Ukraine: Adventists tell stories of hope, part 4

A view of the city of Sloviansk (credit: D. Mishenin)

Donetsk, Ukraine, July 30, 2014 [Adventist Review; CD EUDNews]. Everyone in eastern Ukraine has been affected by the three months of unrest, and pastors have found it especially difficult to meet with their congregations.

July 31, 2014 | Adventist Review; CD EUDNews

Donetsk, Ukraine [Adventist Review; CD EUDNews]. Everyone in eastern Ukraine has been affected by the three months of unrest, and pastors have found it especially difficult to meet with their congregations.

Lev P. Vertylo, president of the Eastern Ukrainian Mission, had to drive through a total of 16 manned checkpoints during a recent trip to check on local churches. Armed men at 10 of the checkpoints pointed guns at his chest — and once at his head — and demanded money and weapons.

Ruslan M. Demchun, pastor of two churches in the towns of Kreminna and Rubizhne, came under gunfire as he walked through a forest to reach a worship service in Rubizhne. Demchun, who decided to walk after learning he couldn’t travel by car, escaped the attack unharmed.

“Arriving in Rubizhne, he stayed with the members for three days, encouraging, exhorting and praying with the church,” the Mission statement said.

Over the past three months, three other pastors have been briefly detained and questioned by armed men before being released, local leaders said.
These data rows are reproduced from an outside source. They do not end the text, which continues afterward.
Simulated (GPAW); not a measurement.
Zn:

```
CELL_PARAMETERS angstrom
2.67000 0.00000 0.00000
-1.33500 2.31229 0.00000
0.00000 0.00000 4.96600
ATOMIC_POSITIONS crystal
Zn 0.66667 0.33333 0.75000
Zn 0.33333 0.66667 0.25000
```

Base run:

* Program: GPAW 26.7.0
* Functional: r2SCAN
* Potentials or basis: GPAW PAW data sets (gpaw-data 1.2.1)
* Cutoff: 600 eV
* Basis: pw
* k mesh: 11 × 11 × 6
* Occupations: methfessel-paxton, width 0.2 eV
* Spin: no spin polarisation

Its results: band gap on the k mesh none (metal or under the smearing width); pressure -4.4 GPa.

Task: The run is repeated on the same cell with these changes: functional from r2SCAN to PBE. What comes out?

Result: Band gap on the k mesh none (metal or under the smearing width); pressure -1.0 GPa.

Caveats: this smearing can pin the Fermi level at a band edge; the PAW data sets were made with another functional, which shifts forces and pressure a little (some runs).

Adventist car owners have faced especially serious restrictions on their freedom of movement.

Armed men attempted to seize the car belonging to a pastor in the city of Donetsk and were in the process of removing the car’s license plates when several passersby intervened and demanded that the assailants back off, the local leaders said. The men reluctantly left.

Another group of armed men tried to confiscate a minivan belonging to a Luhansk pastor but then inexplicably changed their minds.

However, an Adventist member in Kramatorsk lost her 32-year-old nephew when armed men attempted to take his car one night, said the pastor of the local church. The nephew resisted and was shot in the chest and both legs. With no working ambulances in the city, the man bled to death, leaving a wife and a child.

Since the conflict began, all church services in eastern Ukraine begin and end with prayers for a return to peace, for the families of those killed and injured, and for the salvation of loved ones, the Eastern Ukrainian Mission said.

Some church members have remarkable stories to tell.

A retired pastor, Ivan Gaina, was sleeping in the basement of his apartment building in downtown Kramatorsk one night when an explosion blew out all the windows in his fifth-floor apartment. About the same time, three artillery shells landed in the nearby apartment belonging to his Adventist daughter and her husband, breaking the windows and damaging the walls. Three days later, Gaina and his family left the city.

Also in Kramatorsk, a retired couple living in a private house emerged from their cellar hideout one morning to find five large craters caused by BM-21 rockets in what was once their vegetable garden. The house’s windows also were broken, and the roof was damaged. But the damage was relatively minor. Several of their neighbors’ houses had burned to the ground.

While Adventist church members said they were thanking God for His mercy, they underscored that they also were actively assisting those who were suffering and were praying more than ever, including for the armed men who still control parts of eastern Ukraine.

“As Adventist leaders, pastors and church members,” Biaggi said, “we want to follow Christ's advice and the wonderful appeal found in His famous speech from the side of the mountain: ‘You have heard that it was said: “Love your neighbor and hate your enemy.” But I tell you: Love your enemies, and pray for those who persecute you, that you may be sons of your Father in heaven.’"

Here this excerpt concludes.